Key Experimental Results¶
Main Results¶
Covering three task types: Text-to-Image (FLUX.1-dev / COCO 2017, 50k prompts), Text-to-Video (Wan2.1-1.3B / VBench-2.0), and Class-conditional generation (DiT-XL/2 / ImageNet 256×256). All tasks used 20 steps on L40 GPUs.
Text-to-Image (COCO 2017, FLUX.1-dev 20 steps) results:
| Method | Speedup | FID↓ | CLIP↑ | PSNR↑ | SSIM↑ | LPIPS↓ |
|---|---|---|---|---|---|---|
| FLUX.1-dev (Baseline) | 1.00× | 23.38 | 32.10 | – | – | – |
| ToCa (N=5) | 1.81× | 24.18 | 31.48 | 17.29 | 0.613 | 0.481 |
| TeaCache (fast) | 2.15× | 23.90 | 31.50 | 18.02 | 0.690 | 0.419 |
| TaylorSeer (N=5,O=2) | 2.31× | †Collapsed | 31.52 | 17.46 | 0.525 | 0.616 |
| TC-Padé (slow) | 2.20× | 23.85 | 31.90 | 24.67 | 0.861 | 0.144 |
| TC-Padé (fast) | 2.88× | 24.14 | 31.82 | 21.96 | 0.782 | 0.290 |
TaylorSeer's FID collapsed at 20 steps (marked †), while TC-Padé (fast) achieved the highest speedup (2.88×) while maintaining superior pixel-level and perceptual quality (PSNR 21.96 / LPIPS 0.290).

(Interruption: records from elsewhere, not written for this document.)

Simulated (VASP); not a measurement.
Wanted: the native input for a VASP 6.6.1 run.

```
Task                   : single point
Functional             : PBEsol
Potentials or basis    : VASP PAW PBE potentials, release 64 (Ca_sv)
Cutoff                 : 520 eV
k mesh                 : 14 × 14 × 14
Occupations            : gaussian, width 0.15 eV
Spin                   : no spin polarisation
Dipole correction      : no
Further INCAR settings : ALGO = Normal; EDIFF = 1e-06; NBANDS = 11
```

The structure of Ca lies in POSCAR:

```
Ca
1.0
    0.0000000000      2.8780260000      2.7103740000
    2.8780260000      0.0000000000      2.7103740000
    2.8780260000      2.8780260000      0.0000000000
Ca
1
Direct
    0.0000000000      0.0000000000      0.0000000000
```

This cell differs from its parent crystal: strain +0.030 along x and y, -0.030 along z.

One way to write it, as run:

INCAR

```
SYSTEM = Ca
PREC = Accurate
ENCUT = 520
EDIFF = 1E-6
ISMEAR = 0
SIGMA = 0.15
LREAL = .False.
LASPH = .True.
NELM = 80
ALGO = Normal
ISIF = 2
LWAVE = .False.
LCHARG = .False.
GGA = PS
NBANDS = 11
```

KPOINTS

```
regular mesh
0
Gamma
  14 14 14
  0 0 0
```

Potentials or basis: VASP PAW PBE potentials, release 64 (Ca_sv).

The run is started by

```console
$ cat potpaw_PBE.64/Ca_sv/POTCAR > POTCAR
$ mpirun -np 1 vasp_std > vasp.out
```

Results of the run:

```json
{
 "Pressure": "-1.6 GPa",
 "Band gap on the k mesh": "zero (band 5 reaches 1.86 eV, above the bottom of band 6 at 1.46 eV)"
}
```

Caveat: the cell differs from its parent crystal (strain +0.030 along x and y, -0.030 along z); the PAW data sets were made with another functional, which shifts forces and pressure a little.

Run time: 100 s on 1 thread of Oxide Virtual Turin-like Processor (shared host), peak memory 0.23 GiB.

Text-to-Video and Class-conditional key metrics:
| Task / Model | Method | Speedup | Key Metric |
|---|---|---|---|
| T2V Wan2.1-1.3B | Baseline | 1.00× | VBench-2.0 64.16% |
| TaylorSeer (N=4,O=1) | 1.66× | VBench 54.50% (Significant drop) | |
| TC-Padé (fast) | 1.72× | VBench 60.38% | |
| Class-cond DiT-XL/2 | Baseline | 1.00× | FID 3.56 / IS 221.3 |
| TaylorSeer (N=3,O=2) | 1.44× | FID 7.84 | |
| TC-Padé (fast) | 1.46× | FID 6.93 / IS 185.1 |
Ablation Study¶
| Experiment | Configuration | Speedup | Key Metric | Note |
|---|---|---|---|---|
| Residual Granularity | Double-stream | 1.36× | Aes 5.10 / ImgRwd 0.792 | Double-stream blocks only |
| Single-stream | 1.94× | Aes 5.69 / ImgRwd 0.872 | Single-stream blocks only | |
| Full Block | 2.88× | Aes 5.76 / ImgRwd 0.918 | Optimal; ImgRwd Gain +15.9% | |
| TSI Threshold θ | θ=1.3 | 1.63× | ImgRwd 0.956 | Conservative; highest quality |
| θ=1.0 | 2.20× | ImgRwd 0.924 | Balanced | |
| θ=0.7 | 2.88× | ImgRwd 0.918 | Aggressive; highest speedup |
Key Findings¶
- "Full block" is the optimal residual granularity: Caching residuals at the full-block level outperformed caching only double-stream blocks by 15.9% in Image Reward and 12.9% in Aesthetics, while achieving 2.88× speedup. Coarse-grained residuals are smoother and more predictable.
- θ is a smooth quality-speed knob: Reducing θ from 1.3 to 0.7 increased acceleration from 1.63× to 2.88×, while Image Reward only slightly decreased from 0.956 to 0.918, indicating a low quality cost for aggressive skipping.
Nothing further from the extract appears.